Written by Mark Jacobs
Photos provided by Chris Randle

Peter Bingham, the Artistic Director of EDAM Dance, has been an early and forceful exponent of improvisational dance, and Contact Improvisation (CI), specifically; so it was, perhaps, no surprise that the six-day run of inside the lines | the lines inside would centre on improvisational work. The three pieces – one by Mr. Bingham and one each by guest artists Deanna Peters and Rob Kitsos – combined to create a referendum-of-sorts on the relative merits of rigorously choreographed dance versus a freer, more spontaneous interpretive expression.

inside the lines | the lines inside @ EDAM Dance. Photo by Chris Randle

Photo by Chris Randle

If these two poles of dance structure were both represented in the kinaesthetic debate, it was hardly an even tussle. There could be little doubt where these three choreographers come-down. The program was not simply a showcase for the beauty and potential of improvisational dance; at points, it seemed to be a glove across the face of meticulously mapped-out choreography.

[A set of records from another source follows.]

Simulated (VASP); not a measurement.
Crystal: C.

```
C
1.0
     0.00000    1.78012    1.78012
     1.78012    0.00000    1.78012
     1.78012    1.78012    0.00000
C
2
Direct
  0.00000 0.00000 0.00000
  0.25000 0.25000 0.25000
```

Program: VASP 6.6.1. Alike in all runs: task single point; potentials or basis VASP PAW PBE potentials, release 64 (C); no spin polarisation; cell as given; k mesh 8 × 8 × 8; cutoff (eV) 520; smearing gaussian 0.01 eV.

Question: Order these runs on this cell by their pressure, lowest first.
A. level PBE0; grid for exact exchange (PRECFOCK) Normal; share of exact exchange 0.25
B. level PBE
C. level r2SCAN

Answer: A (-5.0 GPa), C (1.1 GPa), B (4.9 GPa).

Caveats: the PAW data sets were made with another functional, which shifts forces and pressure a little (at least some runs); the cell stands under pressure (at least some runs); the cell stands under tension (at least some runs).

If inside the lines | the lines inside was, indeed, a face-off – or at least a conversation – between a more conventional and a less-structured mode of dance performance, the audience couldn’t have been more favourably disposed to the creative ideology being advocated. The 65-seat theatre was filled to capacity and displayed a distinctly young, hip, Eastside vibe. Less than a dozen people in the crowd were over age 40 and most, if not all, of the older audience seemed knowledgeable about the technical methods and visual vocabulary of CI and quite familiar with Mr. Bingham, his work, and his dancers.

Reinventing the Curve

The program begins with a new piece by Mr. Bingham called “Reinventing the Curve”, a duet performed by Monica Strehlke and Farley Johansson. The piece begins smartly, promisingly, with an opening sequence that seems to define the evening’s overarching theme, proposing a creative tension between plan and impulse. The lights come up with Ms. Strehlke reaching for Mr. Johansson, blindly feeling for him as he evades her touch while whispering her name in beckoning. But his entreaties are not a tease; the dancers convey the powerful craving for touch, the deep need to connect in order to catalyze their creative process. It is not Mr. Johansson’s reticence that is frustrating their union; it is choreography itself. In the end, their hands touch and their bodies adjoin. But only briefly, before the seek-and-miss begins again in reverse, with Mr. Johansson playing blind man’s bluff, exploring the bare, stark studio in search of the human contact that will launch the improvisational work.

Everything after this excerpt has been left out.